Last week, Eric Micheels, assistant professor in the Agricultural and Resource Economics department at the University of Saskatchewan, tweeted a link to his newly-minted dissertation, entitled Market Orientation in Production Agriculture: Measurement, Relationships and Implications.
Now, normally, the word “dissertation” would do little to pique my interest, but Micheels has been vocal through the Earls debacle, and earlier, with A&W. What I like about his tweets and blog, is that they provide an alternate view to the majority of those in the beef industry. They force you to think outside the box, with poignant questions like: “Would a rancher pay more for a certified bull or just a bull where the owner said, ‘trust me, he’s a fertile one’?
So, late last week, I called Micheels to discuss his dissertation, and his thoughts on Earls.
The dissertation, in his words, looks at “the benefits of agricultural producers trying to become more aware of consumer demands for agricultural products”. The research, which focuses on beef production in Illinois, was somewhat surprisingly inspired by the Illinois soybean market.
Micheels told me he was speaking with his advisor at the University of Illinois about food-grade soybeans. In the State, production relies on contracts to specific elevators, and those elevators have particular standards the farmers must strive to meet.

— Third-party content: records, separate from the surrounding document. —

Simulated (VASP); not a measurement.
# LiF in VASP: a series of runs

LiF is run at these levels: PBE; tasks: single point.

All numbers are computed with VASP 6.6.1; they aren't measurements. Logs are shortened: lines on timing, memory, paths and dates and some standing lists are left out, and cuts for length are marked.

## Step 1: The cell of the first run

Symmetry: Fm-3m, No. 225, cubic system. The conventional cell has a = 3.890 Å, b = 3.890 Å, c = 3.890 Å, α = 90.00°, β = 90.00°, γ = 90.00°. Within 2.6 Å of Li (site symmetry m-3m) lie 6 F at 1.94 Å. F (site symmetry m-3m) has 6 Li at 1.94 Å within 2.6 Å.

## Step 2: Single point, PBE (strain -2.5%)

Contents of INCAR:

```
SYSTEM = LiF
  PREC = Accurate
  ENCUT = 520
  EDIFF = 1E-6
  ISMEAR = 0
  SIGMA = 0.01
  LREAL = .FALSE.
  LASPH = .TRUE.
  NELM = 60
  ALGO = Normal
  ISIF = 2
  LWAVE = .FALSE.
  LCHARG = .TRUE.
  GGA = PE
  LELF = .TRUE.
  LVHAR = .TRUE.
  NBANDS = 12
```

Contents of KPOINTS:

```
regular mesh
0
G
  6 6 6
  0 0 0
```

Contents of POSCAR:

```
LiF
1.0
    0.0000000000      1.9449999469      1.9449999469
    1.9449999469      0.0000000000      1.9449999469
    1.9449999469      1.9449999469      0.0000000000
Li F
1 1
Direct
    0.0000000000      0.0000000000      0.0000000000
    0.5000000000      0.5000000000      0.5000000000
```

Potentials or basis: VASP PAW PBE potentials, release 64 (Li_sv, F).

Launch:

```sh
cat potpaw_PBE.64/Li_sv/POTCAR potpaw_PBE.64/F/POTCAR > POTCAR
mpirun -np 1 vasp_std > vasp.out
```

He told me this chain led him to think, ‘could this apply to other agricultural markets?’
Micheels turned his eyes to the beef industry.
The North American beef industry is some movement towards differentiated value chains, with numerous third-party certification bodies to cater to those segregations. They might look at breed characteristics, production practices and/or animal welfare. And producers are taking part in these emerging value chains.
“The economist in me says, ‘well they must have emerged because those producers and those people within those channels thought that those products would better meet the need of a subset of consumers.”
And it seems the producers involved in market-orientation tend to agree. In the over 300 surveys received, the research team “found that those producers who were more market-oriented perceived their performance to be better as a result.”
The producers who were more supply-push oriented, or who were not involved in value chains, responded that their performance “met expectations,” Micheels told me.
But what does this all mean to the writer behind it?
“I think one of the main findings is that we ignore the end user at our peril,” said Micheel. “I guess, if you’re happy with average profits, then you know, keep doing what you’re doing. But, I think there’s an opportunity to meet the needs of consumers.”
I couldn’t help but ask, then, how he felt about the Canadian beef industry’s initial response to Earls, considering the company’s original desire (according to them) was to source “Certified Humane.”
He said he was puzzled.
“Value chains work best when we understand the needs of our buyer, and help our buyer meet the needs of their buyer…For the industry, their buyer is Earls — Earls is their customer. And the industry is essentially telling Earls, ‘your needs don’t matter.'”
Micheels believes that there is some work that could be done on creating and allowing multiple value chains in the industry, to offer different values to a heterogenous consumer base. He also believes there needs to be a greater understanding of other consumers’ purchasing decisions, and that we have to realize that agricultural producers are input-suppliers.
“We have to understand that what we produce, consumers don’t necessarily buy that. They buy the final product and they want to have a connection — they want to understand that farmer, but they also want that farmer to understand them.”